Case Name: Jerome W. CRAFT, Petitioner, v. Mary Elizabeth CRAFT, Respondent
Court: Florida District Court of Appeal
Jurisdiction: Florida
Decision Date: 2000-04-26
Citations: 757 So. 2d 571
Docket Number: No. 4D99-3832
Parties: Jerome W. CRAFT, Petitioner, v. Mary Elizabeth CRAFT, Respondent.
Judges: STONE and FARMER, JJ., concur.
Reporter: Southern Reporter, Second Series
Volume: 757
Pages: 571–573

Head Matter:
Jerome W. CRAFT, Petitioner, v. Mary Elizabeth CRAFT, Respondent.
No. 4D99-3832.
District Court of Appeal of Florida, Fourth District.
April 26, 2000.
Charles J. Bennardini and Steven M. Katzman of Tew, Cardenas, Rebak, Kellogg, Lehman, DeMaria & Tague, L.L.P., West Palm Beach, for petitioner.

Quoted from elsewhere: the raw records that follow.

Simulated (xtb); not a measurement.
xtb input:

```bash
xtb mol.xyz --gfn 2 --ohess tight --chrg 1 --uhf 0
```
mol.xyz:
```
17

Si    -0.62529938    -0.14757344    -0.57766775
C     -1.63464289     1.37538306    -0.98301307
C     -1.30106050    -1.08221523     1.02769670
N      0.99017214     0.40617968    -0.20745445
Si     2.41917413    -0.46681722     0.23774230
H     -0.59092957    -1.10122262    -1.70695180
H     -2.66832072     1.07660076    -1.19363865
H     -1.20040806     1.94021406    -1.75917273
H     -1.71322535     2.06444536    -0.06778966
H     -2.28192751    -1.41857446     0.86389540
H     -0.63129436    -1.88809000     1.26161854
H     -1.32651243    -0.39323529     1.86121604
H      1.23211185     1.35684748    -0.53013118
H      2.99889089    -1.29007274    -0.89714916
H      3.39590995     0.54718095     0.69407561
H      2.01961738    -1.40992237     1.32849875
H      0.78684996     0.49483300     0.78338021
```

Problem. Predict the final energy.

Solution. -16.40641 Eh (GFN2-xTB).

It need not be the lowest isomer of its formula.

John D. Boykin of Boose Casey Ciklin Lubitz Martens McBane & O’Connell, West Palm Beach, for respondent.

Opinion:
STEVENSON, J.
We redesignate as a non-final appeal this petition for writ of certiorari, where the former husband, Jerome W. Craft, seeks review of a non-final order of the circuit which granted the motion of the former wife, Mary Elizabeth Craft, requbri ing the husband to turn over assets to satisfy an earlier judgment which found the husband in contempt for failing to pay permanent periodic alimony. In proceedings supplementary, the trial court ordered the husband to turn over all assets in his possession to the sheriff for sale at auction, but the husband failed to turn over his rights in a pending lawsuit and his rights in an account receivable purportedly owed to him. The trial court then ordered the husband tti turn over these assets also, which is the subject of this appeal. We affirm.
Proceedings supplementary are governed by the mandates of section 56.29, Florida Statutes, one provision of which reads as follows:
The judge may order any property of the judgment debtor, not exempt from execution, in the hands of any person or due to the judgment debtor to be applied toward the satisfaction of the judgment debt.
§ 56.29(5), Fla. Stat. (1999)(emphasis added).
Ordinarily, a judgment debtor's choses in action may be reached by supplementary proceedings. Narrow exceptions to the broad requirements of this statute and its predecessors were initially drawn in the area of suits for so-called "personal torts," i.e., those for personal injuries such as suits for assault and battery, slander and similar cases. Those suits were considered personal to the plaintiff and have been held not to be assignable, or in, other words, not reachable in proceedings supplementary. See Puzzo v. Ray, 386 So.2d 49, 51 (Fla. 4th DCA)(citing 21 C.J.S. Creditors' Suits § 29 and 21 Am.Jur.2d Creditors' Bills § 57), rev. denied, 392 So.2d 1378 (Fla.1980). However, a right of action for injury to property interests was not so protected. See Puzzo.
The exception which precludes the assignment of personal torts has been expanded to suits for legal malpractice because of the personal nature of the services; involving highly confidential relationships, see Miekler v. Aaron, 490 So.2d 1343 (Fla. 4th DCA 1986), and Washington v. Fireman's Fund Ins. Co., 459 So.2d 1148 (Fla. 4th DCA 1984), and has been applied by at least one federal court interpreting Florida law to a breach of fiduciary duty action by an insured against an insurance agent. See Forgione v. State Farm Mutual Auto. Ins. Co., No. 94-7254-CIV-MARCUS, 1995 WL 943258 (S.D.Fla. Oct.31, 1995)(unpublished opinion).
Based on the facts of this case, we affirm the order of the trial court and decline to broaden the exception for nonassignable "personal torts" to include cases such as the one here, where the causes of action all revolve around the former husband's allegations that his two sons, the sons' law firm, the former wife, a daughter-in-law and others, fraudulently mishandled various business and financial interests which the law firm was managing for the former husband. The claims here more closely resemble assignable causes of action which relate to injury to property interests.
AFFIRMED.
STONE and FARMER, JJ., concur.
. Specifically, the lawsuit contains the following counts: (1) breach of fiduciary duty; (2) money lent; (3) conversion; (4) spoliation of evidence; (5) unjust enrichment; (6) equitable lien or constructive trust (partly in connection with property of the defendants that was allegedly built and purchased by funds taken from the former husband); and (7) conspiracy to violate fiduciary duties, commit conversion, and to destroy evidence.